Melbourne's 21 year old Elle Tayla is Yollks, the young artist just releasing her second single and already creating elusive and alluring minimalist electronica.
She'll be launching her single on the 21st of April at Melbourne’s John Curtin Hotel. Yollks will be raising money for HoMie, which is a label that supports people experiencing homelessness. You’ll be able to purchase some of the great products they’ve created and for every pre-sale sold, five dollars will be donated to HoMie!
-Click here for event details-
Her single Substance begins by placing you in an ethereal, wide open field of sound. A quiet, shy synth whispers under Yollks’ expansive voice. The song then moves through several dramatic tonal shifts, which bring the song to a far more passionate and sinister climax. Her echoing, empty church vocals glide in and out while a persistent, grumbling beat thumps in.
We got to ask Yollks a few questions ahead of the launch of her single~
1. What inspired you to get involved with HoMie?

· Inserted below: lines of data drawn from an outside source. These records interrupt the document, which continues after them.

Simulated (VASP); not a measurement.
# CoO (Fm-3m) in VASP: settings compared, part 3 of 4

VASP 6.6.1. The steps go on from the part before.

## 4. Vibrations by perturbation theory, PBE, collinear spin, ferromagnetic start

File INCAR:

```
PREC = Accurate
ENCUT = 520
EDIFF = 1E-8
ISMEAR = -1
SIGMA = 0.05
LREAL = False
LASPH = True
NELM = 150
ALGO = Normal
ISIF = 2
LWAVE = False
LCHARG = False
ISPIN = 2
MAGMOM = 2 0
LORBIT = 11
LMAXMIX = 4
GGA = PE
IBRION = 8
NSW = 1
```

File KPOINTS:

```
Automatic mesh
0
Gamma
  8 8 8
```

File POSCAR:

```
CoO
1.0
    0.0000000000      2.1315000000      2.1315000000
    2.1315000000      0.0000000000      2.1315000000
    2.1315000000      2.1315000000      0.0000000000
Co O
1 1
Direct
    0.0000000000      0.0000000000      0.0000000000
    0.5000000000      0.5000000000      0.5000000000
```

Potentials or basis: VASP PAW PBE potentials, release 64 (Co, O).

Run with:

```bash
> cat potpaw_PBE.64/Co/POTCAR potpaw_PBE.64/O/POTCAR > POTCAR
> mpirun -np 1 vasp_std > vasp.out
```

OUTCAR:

They've been a favourite brand/organisation of mine for a while now. I so admire what they do. It's rare to go to a store that not only nails style but also makes you feel good about purchasing those items; and knowing that you're helping someone else whilst doing that is such a good feeling. HoMie are a brand that I care so much about, teaming up with them for the launch felt like a really good way to raise awareness about their message.
2. How has place influenced your musical development?
Moving to Melbourne completely changed my music taste. I started writing for a few music blogs when I moved here and that's when I really started to take notice of the whole electronic scene and realised how much I loved it. I went from making and listening to mostly folk music to immersing myself in more eclectic off-kilter sounds.
3. What are your experiences/thoughts surrounding the presence of women in music?
I feel like we're living in a time where a lot of people with their heads switched on are fighting harder than ever for women/ non-binary to be heard and brought to the front. It's really exciting to me that I get to be a part of that movement. The Melbourne music scene is home to so many beautiful, talented women but I think it's easy for people to forget that unfortunately, there is an equality imbalance within the industry. Even if it's by little things like going to see a female/non-binary act play live, or being conscious of how dominating your male lineup for a gig/festival may be and doing something about it; every little bit helps break down those barriers and supports the overall goal of equality.
4. From your debut single, Return to Sender, how has your musical style changed?
I've become a lot more daring in terms of adding in sounds and layers and I've definitely figured out a firmer direction of where I want to take my sound.
5. What/who are your influences?
Depeche Mode are one of my favourite bands. They delve into that darker region of music, both lyric-wise and instrumentally. They also have a lot of bazaar synth lines that I always get excited about. Florence Welch is also a huge influence for me because I learned how to sing by listening to her. I actually thought i was tone-deaf for a long time before I discovered her music around the end of year 9 but I really just hadn't found a style of singing that sat right with me. Listening to her made me think about my approach to singing in a completely different way.
And lastly the xx will always be one of my favourite bands. Everything about their music is so simplistic and minimalistic but there is so much in their tracks emotionally that their songs never feel empty.